But then I can't samefag or pretend to be someone else on discord.
Asher Russell
I said dicksword.
Ayden Moore
>90s >Michael Bay >00s >Sofia Coppola
What the fuck are you smoking dude
Thomas Barnes
it'd be better to curate than just list every director, since you can already get such a list on wiki
Jeremiah Rogers
is there a nonpozzed site where you can record your watched films maybe with a short review on each one? preferably with a clean, simple interface not full of junk.
Thomas Taylor
Is William Holden kino? I saw Satan Never Sleeps and The Lion but truth to be told I was on my phone throughout both.
Nicholas Sullivan
icheckmovies Welcome to /film/, I don't care about the spreadsheets or the MEGA links (I don't curate that) and the charts in it.
Nicholas Torres
thanks doc
Josiah Thompson
Filtered by Bay
Carter James
Look man, his movies are decent but he's hardly a fucking auteur is he
Jacob Powell
He is an auteur. Learn what the word means.
Jayden Evans
YOU learn what it means shitbrick. i went to film school and i know better than you. it means someone who makes art, not gay action movies with half-thumbs mcgee
Jayden Powell
New Seidl >The second film in Ulrich Seidl’s recent diptych, which began with Rimini, follows the life of a pedophile who has not acted on his deplorable inclinations. >Soft-spoken, doting, and seemingly impotent Ewald (Georg Friedrich) and his Romanian girlfriend are setting off for her homeland to visit her family. Their lacklustre relationship crumbles, and Ewald, a pedophile who hasn’t acted on his reprehensible inclinations, begins to fixate on scouting abandoned schools in various states of disrepair — which he plans to convert into dojos for prepubescent boys (played by local non-actors as part of a participatory and meticulously monitored production alongside consenting families). Ewald’s dubious endeavour is rounded out by visits to a nursing home inhabited by his father, who suffers from dementia and whose only lucid moments come through visits to the cemetery and songs from his days as a Nazi officer.
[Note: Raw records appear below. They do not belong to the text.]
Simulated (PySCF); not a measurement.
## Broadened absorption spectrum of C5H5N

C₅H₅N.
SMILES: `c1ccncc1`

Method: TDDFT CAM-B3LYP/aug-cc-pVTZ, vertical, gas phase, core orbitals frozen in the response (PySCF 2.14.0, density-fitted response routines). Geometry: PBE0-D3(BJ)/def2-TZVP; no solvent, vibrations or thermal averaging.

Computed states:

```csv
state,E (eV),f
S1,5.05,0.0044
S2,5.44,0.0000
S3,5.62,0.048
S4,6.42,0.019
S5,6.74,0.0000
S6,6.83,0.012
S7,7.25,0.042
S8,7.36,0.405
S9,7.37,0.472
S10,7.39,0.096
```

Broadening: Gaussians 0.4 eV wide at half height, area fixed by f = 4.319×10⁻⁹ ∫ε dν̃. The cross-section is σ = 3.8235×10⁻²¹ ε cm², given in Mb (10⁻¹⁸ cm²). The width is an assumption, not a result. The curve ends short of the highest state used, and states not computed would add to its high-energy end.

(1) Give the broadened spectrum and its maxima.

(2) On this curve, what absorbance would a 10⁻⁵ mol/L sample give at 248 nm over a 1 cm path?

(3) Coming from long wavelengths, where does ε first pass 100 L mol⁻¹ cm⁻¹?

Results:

>Sparta is the second film in a diptych that began with Rimini, which screened in the 2022 Berlinale Competition and centres on Ewald’s brother Richie, a financially and morally bankrupt faded pop star in a permanent state of intoxication. With Sparta, writer-director Ulrich Seidl — notorious for tackling vexing topics — intended not to scandalize but rather to provoke conversation about a contentious issue. Partnering with his frequent collaborators, including director of photography Wolfgang Thaler and co-writer Veronika Franz (who attended the Festival in 2014 with her co-directed film Goodnight Mommy), Seidl — who was the subject of TIFF 2001’s Spotlight programme and whose other TIFF credits include Paradise: Hope (TIFF ’13) and Safari (TIFF ’16) — does not shy away from controversy, and pushes his oeuvre examining the most disturbing aspects of humanity.